The Naira began to lose its grip; at the official window, it was ₦360 to the dollar but on the black market? Much worse – A galloping note. By the end of that year, the Central Bank had quietly let the currency slide, and the Naira began a journey it had taken many times before, one marked by devaluation, uncertainty, and fragile confidence.

As the years went on, the pressure didn’t let up. From 2020 to 2025, the Naira’s story was one of near-constant devaluation. Policymakers introduced reforms some half-hearted, others bold to unify the exchange rate system and encourage foreign inflows. But inflation refused to yield, galloping through double digits, burning holes in consumer pockets, and eroding the real value of the Naira.
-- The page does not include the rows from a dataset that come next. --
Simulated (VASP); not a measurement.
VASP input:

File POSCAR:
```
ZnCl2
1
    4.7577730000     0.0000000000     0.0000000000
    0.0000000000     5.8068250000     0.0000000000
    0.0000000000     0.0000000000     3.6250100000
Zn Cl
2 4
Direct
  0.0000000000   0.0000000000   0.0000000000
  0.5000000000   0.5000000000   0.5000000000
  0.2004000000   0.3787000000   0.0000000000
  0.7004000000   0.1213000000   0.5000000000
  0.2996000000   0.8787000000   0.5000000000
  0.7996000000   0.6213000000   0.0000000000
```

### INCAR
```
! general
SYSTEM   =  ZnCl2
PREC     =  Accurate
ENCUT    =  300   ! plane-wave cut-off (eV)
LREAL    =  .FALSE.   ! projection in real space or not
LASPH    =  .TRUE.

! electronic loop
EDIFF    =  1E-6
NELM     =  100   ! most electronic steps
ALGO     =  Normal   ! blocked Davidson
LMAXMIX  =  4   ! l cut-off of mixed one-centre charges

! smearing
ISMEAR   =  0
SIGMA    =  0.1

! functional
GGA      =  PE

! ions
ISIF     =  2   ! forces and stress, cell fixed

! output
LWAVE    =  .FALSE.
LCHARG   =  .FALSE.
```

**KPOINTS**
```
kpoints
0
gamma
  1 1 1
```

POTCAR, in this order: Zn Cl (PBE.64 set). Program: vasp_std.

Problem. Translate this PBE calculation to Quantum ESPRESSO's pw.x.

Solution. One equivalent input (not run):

By 2023, the Naira had fallen past ₦650 to the dollar and worse was yet to come. For foreign investors, Nigeria had become a paradox: incredibly high yields on fixed income, with some government bonds paying up to 25–30%, but a currency that could wipe out those gains overnight. Currency exposure had become the number one conversation in every investment committee meeting.

Still, some investors stayed or came back. Why? Because Nigeria’s markets, especially its fixed income instruments, were rich in opportunity. The government, facing ballooning deficits, issued more debt domestically, Treasury bills, FGN bonds and other Special OMO instruments. All offering yields that would make Wall Street envious if only they could count on being able to convert profits into dollars.

Inflation in Nigeria has persistently been in double digits, often very high. For instance, headline inflation peaked in 2024 (around 30‑34% – Food inflation) and only started showing signs of disinflation in late 2025. The erosion of real returns has been a significant risk for holders of naira assets.

Dancing with Foreign Money

Foreign Portfolio Investors (FPIs) watched closely. Some dipped in, others bailed out. For every reform like unifying the FX windows or clearing dollar backlogs capital would flow back in. In 2024, a wave of foreign money, chasing yields, pushed reserves up by over $7 billion. The markets surged and the naira stabilized for a while.

But FPIs are like ocean tides: they come and go. When the U.S. raised rates or China sneezed, Nigeria felt the chill. FPIs would pull out as quickly as they came in and the Naira would tumble again.

Meanwhile, Foreign Direct Investment (FDI) the kind of money that builds factories, not just buys bonds remained cautious. The FDI investors were watching, too, but their concerns ran deeper: security, infrastructure, bureaucracy. They weren’t looking for only yield; they were also looking for stability.

The real success was in creating a system where both FPIs and FDIs could feel safe. A few reforms showed promise, but the work was far from done.

In the Eye of the Storm

In this volatile environment, independent asset managers decided not to run from the storm but to build a ship that could survive it.

They knew that simply chasing yield wasn’t enough. Currency volatility could turn a 25% return into a 10% loss overnight. So, they got creative.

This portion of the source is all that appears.